I’ve never been much of a cognac drinker. Hints of dried fruit and citrus zest never appealed to me. I had my first cognac at 16. As I recall, its sweet bite was quite foreign to my tongue. It was then that I decided that cognac wasn’t for me.
Growing up in an affluent town like Franklin Lakes, NJ, it wasn’t particularly hard to come by an expensive cognac—even as a high schooler. It was kept on top shelves and locked away in liquor cabinets in all of my friends’ homes. And what debaucherous teens could refuse the call of swiping a $2,000 bottle from their father’s home bar?
Though I’d tried it from time to time, a stigma grew with each mysterious bottle adorning the names of Frenchmen. As I got older, some of my college peers would mix Hennessy VS with Coca Cola. The thought of adding something syrupy to something I already felt was sweet seemed a bit odd, and the VS bottle didn’t hold the same weight as the bottles we’d stolen a swig from growing up. Then came VUE. The publication’s inception opened up a whole new world of spirits, and for me, cognac was no exception.
It started in early 2016 at Empire Steak House on 50th Street in Midtown East—I was invited to a cognac dinner which was led by Cyril Camus, president of the Camus Cognac brand. As the fifth largest cognac house in the world, Cyril offered us a glass from each bottle of the brand’s entire profile. This included everything from their balanced, vibrant VSOP Elegance to their very intense Borderies XO, which is created from the most prized vines of the Camus Estate. You can imagine my trepidation heading into the evening with the mindset of having staved off cognac altogether. But from the very first glass, the stigma I’d come to know slowly lifted. Subtle notes of floral and velvety finishes showed me the spirit’s true drinkability.
In the year that followed, cognac cocktails made with Camus began popping up all over—from local wine bars and restaurants to even our own VUE launch parties. These weren’t $20 Hennessy and Coke concoctions, but well-thought-out craft cocktails at some really great venues. To my surprise, they were often among my favorites.
Camus, pronounced “Ca-moo,” is a brand steeped in tradition. The company uses a process of cognac making that has been passed down through generations, ensuring the spirit’s one-of-a-kind quality down to the soil, vines and grapes. I was fortunate enough to meet Cyril once again in 2017, this time at Hoboken’s Bin 14, where he made it abundantly clear that Camus is making its way to the U.S. And of course nothing could’ve spoken to this more than a Camus cognac cocktail decorating the top of the drink menu. The aptly named “Between the Sheets” cocktail was made with Camus Elegance, Brugal Blanco, Triple sec and lemon—it went down smooth (and fast).
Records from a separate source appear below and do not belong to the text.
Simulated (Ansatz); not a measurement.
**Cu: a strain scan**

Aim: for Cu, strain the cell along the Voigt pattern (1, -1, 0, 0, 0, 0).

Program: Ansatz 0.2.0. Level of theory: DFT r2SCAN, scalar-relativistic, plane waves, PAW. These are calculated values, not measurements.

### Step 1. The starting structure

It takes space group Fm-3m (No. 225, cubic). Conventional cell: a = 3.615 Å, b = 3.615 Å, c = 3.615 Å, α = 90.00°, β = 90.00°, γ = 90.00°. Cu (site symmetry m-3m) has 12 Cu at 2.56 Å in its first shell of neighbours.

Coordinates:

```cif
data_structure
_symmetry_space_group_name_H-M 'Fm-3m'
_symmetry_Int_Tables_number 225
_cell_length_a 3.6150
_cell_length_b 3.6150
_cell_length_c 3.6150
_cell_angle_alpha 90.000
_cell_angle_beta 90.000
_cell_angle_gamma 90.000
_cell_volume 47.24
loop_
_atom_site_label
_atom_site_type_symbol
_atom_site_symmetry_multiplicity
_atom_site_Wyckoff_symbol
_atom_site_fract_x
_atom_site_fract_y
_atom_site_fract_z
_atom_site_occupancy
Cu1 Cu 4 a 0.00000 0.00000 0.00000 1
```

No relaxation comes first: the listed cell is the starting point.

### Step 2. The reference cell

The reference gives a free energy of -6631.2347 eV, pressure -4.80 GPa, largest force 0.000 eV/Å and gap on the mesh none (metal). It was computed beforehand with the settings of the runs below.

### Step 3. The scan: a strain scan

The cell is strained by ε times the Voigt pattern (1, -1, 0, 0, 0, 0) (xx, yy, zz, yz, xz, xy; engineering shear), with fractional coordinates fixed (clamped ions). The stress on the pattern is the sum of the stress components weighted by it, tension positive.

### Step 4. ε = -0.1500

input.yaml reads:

“Cocktails bring new consumers,” Cyril told me as I ate the chorizo off my kale salad. “It opens up to people who don’t generally drink spirits neat, those folks are actually in the minority. To make a good cocktail, you need very good ingredients and cognac fits into that. It’s not cheapening the product, quite the opposite actually. It has had an impact. Cocktail culture is looking for niche ingredients, niche is good, crafted niche is what we can offer.”
Overall, cognac sales in the U.S. are beginning to boom. And with the resurgence of cocktail culture in the last few years, the mixed drinks are driving more sales—in nightclubs and cocktail bars alike. And while some would assume cognacs—particularly from the fifth largest cognac house—would be too hefty for cocktails, it simply isn’t the case.
“It’s hard to recruit new people to cognac. In the ‘80s and ‘90s, some consumers and houses went for very heavy, oaky, cognacs. Those were what people were drinking in nightclubs—it even worked as a make-your-own. But people are moving on from this and growing into something more elaborate,” Cyril said. “Ultimately, Camus is a much better fit for cocktail culture. There is no convincing a good mixologist that your product is right. They make up their own mind, and thankfully they pick up on Camus very well.”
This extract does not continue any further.